If only you could see that all your fanatical religious beliefs are a crutch, something for you to lean on to support you when you can't accept the truth. When you have nowhere else to go you turn to your "faith" which is nothing more than your distortion of words, twisted and molded to put those around you into chains, into categories of "Sinners" and "Saints."  You will never understand that we are all a little of both and if one be damned then so are we all...
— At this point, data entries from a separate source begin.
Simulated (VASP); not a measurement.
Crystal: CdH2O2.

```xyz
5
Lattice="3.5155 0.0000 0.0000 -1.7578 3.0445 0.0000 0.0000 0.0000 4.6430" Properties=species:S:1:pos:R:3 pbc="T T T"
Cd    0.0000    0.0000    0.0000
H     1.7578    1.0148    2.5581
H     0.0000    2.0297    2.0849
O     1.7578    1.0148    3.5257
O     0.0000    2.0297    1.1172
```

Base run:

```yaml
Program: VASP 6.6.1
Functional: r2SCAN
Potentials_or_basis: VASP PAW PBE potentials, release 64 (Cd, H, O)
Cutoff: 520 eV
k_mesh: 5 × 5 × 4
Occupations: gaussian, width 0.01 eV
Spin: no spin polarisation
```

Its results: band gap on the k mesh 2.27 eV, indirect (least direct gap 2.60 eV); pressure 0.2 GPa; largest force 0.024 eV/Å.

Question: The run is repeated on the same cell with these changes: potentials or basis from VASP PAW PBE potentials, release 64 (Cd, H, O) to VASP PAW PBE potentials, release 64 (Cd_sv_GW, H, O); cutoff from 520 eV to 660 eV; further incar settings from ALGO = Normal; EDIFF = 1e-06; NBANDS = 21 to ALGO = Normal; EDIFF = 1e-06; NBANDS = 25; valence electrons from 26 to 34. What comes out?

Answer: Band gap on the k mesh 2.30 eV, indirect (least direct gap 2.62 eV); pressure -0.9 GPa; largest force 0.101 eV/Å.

If you only had been able to see that children are not possessions - not chattel - you would still have the gift of being able to laugh with your daughter because she is in many ways wiser than you, and her words are a mixture of childish idealism and the cold harsh reality of adulthood come too soon...and you would laugh because you cant believe how grown up she is and yet how much further she has to go and how much is out there for her to experience...and you would feel a sense of relief that she is still young and a sense of dread that she is.  Or you would be able to watch a sunset with your son in absolute silence, no words needed, because you both felt the peace of knowing that just that one day you had done the very best you could to make the world a better place and tomorrow would come and you'd have another chance to do it all again to be significant.  To matter. You'd be able to appreciate your youngest child's gift of inner peace and extreme intelligence and her magnetism that seems to lighten the hearts of everyone she touches. You wouldn't try to bind her to you through force and manipulation because she is light-hearted and free and she needs to be allowed to soar and experiment with finding herself, through music, through friendship, through making mistakes.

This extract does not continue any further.